A macrogarden Posted on September 1, 2018

...and there are distant views

I have sometimes got funny looks from committed gardeners when I mention forestry. the word no doubt summons up for them a picture of hills black with spiky spruce.

It is thirty years now since I first planted what was destined to become woodland (the respectable, even cuddly word, if forest is too aggressive). That first essay was on fields of dreadful, shallow, acid soil roamed by feral sheep in the centre of France. The French government, or its Office National des Forêts, was incredibly efficient and generous with advice (and grants – though why a country which is already more than ten per cent oak woods should want to pay for more I never understood).

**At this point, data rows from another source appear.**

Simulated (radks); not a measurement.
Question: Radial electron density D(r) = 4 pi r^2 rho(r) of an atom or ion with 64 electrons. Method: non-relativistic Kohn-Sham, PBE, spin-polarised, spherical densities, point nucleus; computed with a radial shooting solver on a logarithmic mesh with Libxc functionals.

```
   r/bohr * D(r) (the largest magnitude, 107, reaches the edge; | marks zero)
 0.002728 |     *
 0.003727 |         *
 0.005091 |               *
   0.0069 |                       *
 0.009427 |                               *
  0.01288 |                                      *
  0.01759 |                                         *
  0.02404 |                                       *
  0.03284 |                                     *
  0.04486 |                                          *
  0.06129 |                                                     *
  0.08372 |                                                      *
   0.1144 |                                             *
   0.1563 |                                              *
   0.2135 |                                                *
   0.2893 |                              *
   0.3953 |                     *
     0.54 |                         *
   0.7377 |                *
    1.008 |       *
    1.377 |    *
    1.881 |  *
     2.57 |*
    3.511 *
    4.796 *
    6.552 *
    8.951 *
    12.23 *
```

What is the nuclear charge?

For the past 25 years our planting (and of course felling) has been in the wildly beautiful Snowdonia National Park. It has a different purpose from gardening, of course, with economics at its heart. I know I am unusual as a forester in putting landscape above profit in my priorities, but by no means unique. The two, in any case, can be perfectly compatible – so long, that is, as you have a taste for the beauty of conifers.

This Welsh landscape was dedicated to sheep, criss-crossed with monumental stone walls, dotted with little stone farms, barns and pens. Along streams and wherever there was deeper soil grew thrusting ash and old bent oaks. Everywhere else it was heather and bilberry – or rushes. And far too much bracken.

In the 1960’s the Forestry Commission, and an industrial Pension Fund, invaded with conifers: larch and pine in drier places, here and there western hemlock, and almost everywhere Sitka spruce. They planted regardless, up hill and down even where there were already groves of oaks or ashes – the idea being that the quick growing conifers (they can easily manage a metre a year) would simply grow through and shade out the broadleaves. In some cases we arrived just in time, almost forty years later, with many of the conifers mature, in sawmill terms, and ripe for felling. Above the battlefield of a clearfelled site rose disfigured, spindly oaks gulping for light and air. When we released them some broke or blew down; many others burst into rugged towers of leaves.

There were planted plots of oak and beech, too, at forty years old just forming proper little woods. These and the veteran trees became our guide and the sketch for our future landscape. Down came the dark masses of spruce, twenty acres or more at a time, revealing the streams, walls and tracks that shaped the landscape, and providing the income to put it back together again as distinctive and Welsh.

This is where a gardener’s eye comes in. There are places where deliberate simplicity sets up a strong line or mass; where in a garden you would plant a hedge or an avenue. There are tracks and paths that lead the eye into the distance or into a concealing bend. There are effective and appropriate places for water; ‘flood the hollows’, as Repton prescribed. There are prompts for open space – for instance to reveal a rock or a dramatic change of level. On the hills there are streams to reveal for the sparkle of their water through peat or over rock. There are boring bits where the best solution is to grow something productive; in the garden. veg, in the forest Sitka spruce. You can contrast the dark bulk of conifers with the open arcades of broadleaves shorn of their lower branches. Eventually the necessary thinning of larches, when they are forty feet high, produces one of the loveliest effects in the forest: their soaring straight trunks carrying graceful light canopies above what can be a fascinating understorey of seedlings and shrubby plants. Old stone walls are all the sculpture and statuary you need.

We have just named one corner of the woods Hemlock Hollow, where five huge hemlocks spared from a general felling tower over a little valley and a chaotic rushing stream. Hemlocks have the most beautiful foliage of all the conifers; ranks of tiny needles of a unique clear green, almost bottle green, with their tops always a slender shoot inclining in a graceful bow. Sturdy young oaks and slender beeches shade the ground beneath them. I couldn’t call it ‘gardenesque’; it’s too simple and elemental – but it gives a gardener garden-like pleasure on a quite different scale.